8th Pay Commission: The government has released a significant update concerning the 8th Pay Commission. For countless employees and pensioners, this update offers some clarity, although complete details are still pending. The government has also indicated in Parliament when the 8th Pay Commission might be put into effect.
Minister of State for Finance Pankaj Chaudhary announced that the 8th Central Pay Commission was officially established on November 3, 2025. He added that the commission has been allotted 18 months to deliver its report, which will include recommendations on salaries, allowances, and pensions for central government employees.
In response to the inquiry, “When will the 8th Pay Commission be implemented?” he stated, “This will only be determined once the report is submitted and approved. Only then can we decide on the implementation timeline. The commission is currently in the process of preparing its report.”
Feedback on the 8th Pay Commission
Reports indicate that the Commission is not adopting a singular approach for the 8th Pay Commission. It is actively gathering input from various groups. Eighteen different questions have been posted on the MyGov portal. Feedback is being solicited from ministries, departments, state governments, employees, pensioners, unions, academics, and even the general public. The deadline for submitting feedback is March 31, 2026, and responses will only be accepted online.
When will the salary increase occur?
Concerning salaries, it has been mentioned that even if the implementation of the 8th Pay Commission is postponed, it will be considered effective from January 1, 2026. However, it may take additional time for employees to actually receive the benefits. CA Manish Mishra, founder of GenZCFO, provided insight into the possible delay.
He explains that while it is accurate that the 8th Pay Commission is set to be effective from January 1, 2026, in reality, the increased salaries may not reach employees’ bank accounts until late 2026 or during the financial year 2026-27, just like the delays that happened after the previous Pay Commissions.
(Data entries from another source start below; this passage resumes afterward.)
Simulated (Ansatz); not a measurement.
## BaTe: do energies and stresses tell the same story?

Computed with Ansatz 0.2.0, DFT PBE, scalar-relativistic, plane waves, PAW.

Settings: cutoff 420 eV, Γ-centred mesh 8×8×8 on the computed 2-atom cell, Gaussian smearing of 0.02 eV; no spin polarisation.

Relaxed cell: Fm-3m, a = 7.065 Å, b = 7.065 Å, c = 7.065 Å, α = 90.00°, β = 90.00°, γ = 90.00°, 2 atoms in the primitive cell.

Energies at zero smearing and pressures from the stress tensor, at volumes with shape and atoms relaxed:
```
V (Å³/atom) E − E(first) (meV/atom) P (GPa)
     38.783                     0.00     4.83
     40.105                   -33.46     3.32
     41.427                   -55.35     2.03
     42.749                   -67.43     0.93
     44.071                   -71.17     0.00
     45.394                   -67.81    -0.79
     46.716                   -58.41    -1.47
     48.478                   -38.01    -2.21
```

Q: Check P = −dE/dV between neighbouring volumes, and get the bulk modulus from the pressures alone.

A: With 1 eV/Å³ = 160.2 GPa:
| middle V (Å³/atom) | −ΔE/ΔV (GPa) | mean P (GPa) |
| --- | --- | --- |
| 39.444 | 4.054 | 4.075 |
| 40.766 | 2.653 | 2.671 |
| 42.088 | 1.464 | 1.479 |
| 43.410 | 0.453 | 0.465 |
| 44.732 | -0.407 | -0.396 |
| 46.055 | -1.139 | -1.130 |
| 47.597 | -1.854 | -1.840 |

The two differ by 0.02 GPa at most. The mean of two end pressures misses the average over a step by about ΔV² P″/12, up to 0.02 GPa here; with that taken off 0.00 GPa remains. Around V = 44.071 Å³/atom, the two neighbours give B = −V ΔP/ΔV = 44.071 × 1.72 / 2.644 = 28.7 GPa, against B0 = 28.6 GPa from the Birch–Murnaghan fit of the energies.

Employees will receive their dues
He also stated that pending payments under the 8th Pay Commission are also likely. While the revised pay will be paid later, it will be calculated as of January 1, 2026. The 7th Pay Commission’s term ends on the same day.
How much will salaries increase?
While no official information has been released regarding salary increases, initial estimates indicate a rise. Pratik Vaidya, Managing Director and Chief Vision Officer of Karma Management Global Consulting Solutions, said the expectations are based on past trends and current economic conditions.
He said that two factors are driving salary increases: the work of the previous commission and the current economy. Under the 6th Pay Commission, salaries increased by approximately 40 percent, while under the 7th Pay Commission, increases ranged from 23 to 25 percent, with a fitment factor of 2.57. Salaries under the 8th Pay Commission also depend on this factor.
Experts said this is only an estimate; the final decision depends on several factors. They explained that most estimates for the 8th Commission call for a 20 to 35 percent increase, including a fitment factor of 2.4 to 3 and a basic salary. However, the final figure depends on inflation, tax availability, and political will over the next 12 to 18 months.